A local Council in London is likely to face questions over what it knew in relation to the housing of people in a flat from which three women were rescued.
It's emerged that 13 other addresses in London are being investigated by police as investigations continue into the suspected domestic slavery case.
The inquiry began after one of three alleged victims, an Irishwoman (57), told a charity she had been held against her will for more than 30 years at the property in Lambeth.
A number of newspapers have published so-called 'love letters' one of the women is believed to have written and given to a neighbour on the estate.

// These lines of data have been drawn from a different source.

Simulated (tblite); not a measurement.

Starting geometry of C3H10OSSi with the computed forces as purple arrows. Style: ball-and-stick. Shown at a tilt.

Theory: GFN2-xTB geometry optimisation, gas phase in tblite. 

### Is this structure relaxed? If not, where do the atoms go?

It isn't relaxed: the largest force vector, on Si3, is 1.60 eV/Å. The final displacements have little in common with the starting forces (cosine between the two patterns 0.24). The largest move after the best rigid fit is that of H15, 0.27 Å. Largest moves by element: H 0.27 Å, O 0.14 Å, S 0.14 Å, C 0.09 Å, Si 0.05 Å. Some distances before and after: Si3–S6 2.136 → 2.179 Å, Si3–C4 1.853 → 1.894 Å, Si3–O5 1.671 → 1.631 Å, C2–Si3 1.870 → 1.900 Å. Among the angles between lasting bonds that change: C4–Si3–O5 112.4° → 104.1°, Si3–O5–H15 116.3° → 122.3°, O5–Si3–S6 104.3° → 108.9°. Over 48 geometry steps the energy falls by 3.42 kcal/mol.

London Editor with the Irish Times, Mark Hennesey, told presenter Shane Coleman on The Pat Kenny Show that Lambeth Council will be asked what they knew of the group, especially if the letters came from a literate woman who attended school locally:
The three women - a Briton (30), and a Malaysian woman (69), and the Irish victim - are believed to have suffered years of physical and mental abuse at the hands of a couple.
Police carried out house-to-house enquiries over the weekend in and around Peckford Place in Brixton, where the three women were found.
It has emerged that the couple - the man aged 73 and the woman aged 67, and of Indian and Tanzanian origin - were previously arrested in the 1970s, although police have not said why.
Officers have recovered a birth certificate for the youngest woman (30), who is believed to have lived her entire life in servitude, but no other official documents for her have been found.
Some 37 officers from the Met's human-trafficking unit are working on the case.